Earthsea

earthsea2I was thinking about the Space Channel special on teen girls, reading and the popularity of the fantasy genre and I noted that almost all of my favourite YA books are also fantasy books. Perhaps this is because of the same reasons addressed in the Space Channel special – that in fantasy anything is possible.

It is for these same reasons that I loved Raymond E. Feist’s The Riftwar Saga books and Ursula Le Guin’s Earthsea novels – books that I read at separate times, but books that have become intricately linked in my memories as similar reading experiences.

They both shared a Tolkien-esque quality ot their stories, but as a YA reader I found them more accessible and more relevant to the experience of being a young adult than Tolkien.
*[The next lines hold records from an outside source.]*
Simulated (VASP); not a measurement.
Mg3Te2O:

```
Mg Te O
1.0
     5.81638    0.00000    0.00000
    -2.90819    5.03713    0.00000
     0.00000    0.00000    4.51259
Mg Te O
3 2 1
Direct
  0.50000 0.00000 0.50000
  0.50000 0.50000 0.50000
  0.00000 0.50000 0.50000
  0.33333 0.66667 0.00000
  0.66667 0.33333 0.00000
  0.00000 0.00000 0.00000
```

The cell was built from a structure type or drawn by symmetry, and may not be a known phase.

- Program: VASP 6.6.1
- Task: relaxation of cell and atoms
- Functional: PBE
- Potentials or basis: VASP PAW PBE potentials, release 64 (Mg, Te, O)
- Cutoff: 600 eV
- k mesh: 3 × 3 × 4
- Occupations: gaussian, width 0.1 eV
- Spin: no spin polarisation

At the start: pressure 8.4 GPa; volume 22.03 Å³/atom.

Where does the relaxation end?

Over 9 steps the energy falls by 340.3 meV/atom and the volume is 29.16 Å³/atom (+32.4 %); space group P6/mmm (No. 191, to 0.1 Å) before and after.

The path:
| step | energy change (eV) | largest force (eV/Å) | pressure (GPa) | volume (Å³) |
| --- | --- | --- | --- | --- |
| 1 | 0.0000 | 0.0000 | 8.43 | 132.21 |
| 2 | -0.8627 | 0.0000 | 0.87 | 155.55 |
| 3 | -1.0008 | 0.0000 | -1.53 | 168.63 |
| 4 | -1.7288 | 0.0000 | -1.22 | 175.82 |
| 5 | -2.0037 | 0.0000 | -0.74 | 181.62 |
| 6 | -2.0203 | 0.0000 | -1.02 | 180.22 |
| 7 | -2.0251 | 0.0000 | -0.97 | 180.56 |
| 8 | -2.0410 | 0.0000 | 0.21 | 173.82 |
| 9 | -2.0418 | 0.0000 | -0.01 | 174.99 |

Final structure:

On the surface, the Earthsea novels are about a young man, Ged, who comes from a humble and provincial background to become the most powerful wizard in the realm of Earthsea (the fantastical water-world of Le Guin’s novels). But below the surface the novels also contain a very powerful message about opportunity and stretching the boundaries of what is possible.

Le Guin is the daughter of noted anthropologist Alfred L. Kroeber, and she has cited this upbringing as an important influence on her writing. In the Earthsea universe, unlike a lot of heroic fantasy written in North America, the majority of the characters do not come from European-inspired cultures. Instead, most of Earthsea comes from Native North American or African-like societies.

This cultural landscape of Earthsea was very important to Le Guin. As she noted in an article from 2004, “My color scheme was conscious and deliberate from the start. I didn’t see why everybody in science fiction had to be… named Bob or Joe or Bill. I didn’t see why everybody in heroic fantasy had to be white (and why all the leading women had “violet eyes”). It didn’t even make sense.”

I have never understood the ‘violet eyes’ thing either. And that is why I loved these books as a YA reader – Le Guin (and Feist in his Riftwar books) created worlds where anything seemed possible.